Adventures in Incubating Shipped Eggs

I have had pretty good success with Papa's eggs in the past. I have wanted to hatch some of his Lavender Maran project eggs and I will get around to it in the future I expect. Anyway, do you have an independent, calibrated hygrometer and thermometer for your incubator. This is important and I would not trust your instruments on the incubator, they are usually quite wrong. Marans like a dryer incubation humidity anyway so keeping it in the 30 - 40% range should do well.
I wouldn't candle again until day 10 myself, I know, I know its soooooo hard to wait. Be prepared to lose the scrambled ones and I would keep the saddles upright through hatch if possible. This is just IMHO but I have had more success with them upright than on their sides but other folks say different. Good luck with the hatch, please keep posting your progress!
I never really calibrated my incubator. :oops: I made a half-hearted effort last year with the temperature, but I could never get any 3 thermometers to agree with one another, although the incubator was certainly within the general range.
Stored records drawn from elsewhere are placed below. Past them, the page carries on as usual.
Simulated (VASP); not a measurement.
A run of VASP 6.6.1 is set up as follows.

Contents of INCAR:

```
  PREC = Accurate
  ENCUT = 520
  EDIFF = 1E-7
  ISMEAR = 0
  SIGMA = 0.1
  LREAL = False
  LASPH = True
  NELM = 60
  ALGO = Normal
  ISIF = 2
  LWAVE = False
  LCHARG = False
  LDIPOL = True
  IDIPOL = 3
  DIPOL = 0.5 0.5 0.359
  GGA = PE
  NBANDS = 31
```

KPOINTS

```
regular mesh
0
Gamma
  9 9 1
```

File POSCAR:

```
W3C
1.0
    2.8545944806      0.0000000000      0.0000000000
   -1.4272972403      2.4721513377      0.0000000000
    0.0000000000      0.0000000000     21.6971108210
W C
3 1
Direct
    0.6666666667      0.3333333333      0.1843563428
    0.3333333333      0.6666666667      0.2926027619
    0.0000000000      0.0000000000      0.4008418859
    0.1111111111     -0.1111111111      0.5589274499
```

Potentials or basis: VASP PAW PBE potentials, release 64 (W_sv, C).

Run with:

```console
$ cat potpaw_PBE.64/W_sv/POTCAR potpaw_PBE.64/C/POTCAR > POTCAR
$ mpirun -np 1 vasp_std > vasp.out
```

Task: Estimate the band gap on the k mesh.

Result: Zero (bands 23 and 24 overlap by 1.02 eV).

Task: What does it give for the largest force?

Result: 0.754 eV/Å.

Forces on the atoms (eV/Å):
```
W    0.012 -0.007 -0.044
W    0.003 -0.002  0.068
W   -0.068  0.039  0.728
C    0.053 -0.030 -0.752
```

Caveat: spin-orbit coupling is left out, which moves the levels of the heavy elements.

I'm banking on the fact that I've had several good hatches with this bater (Brinsea 20) by just "following the factory instructions" and factory settings. I might lower my humidity a bit, however, as I've heard that marans like it drier.
 
Whoa. Any words of wisdom to explain the difference?

Well, the 100% was black copper Marans from SC to WV. Packed very well, post office was good to me that time. 18 eggs, one quit very early, 17 locked down, 17 hatched.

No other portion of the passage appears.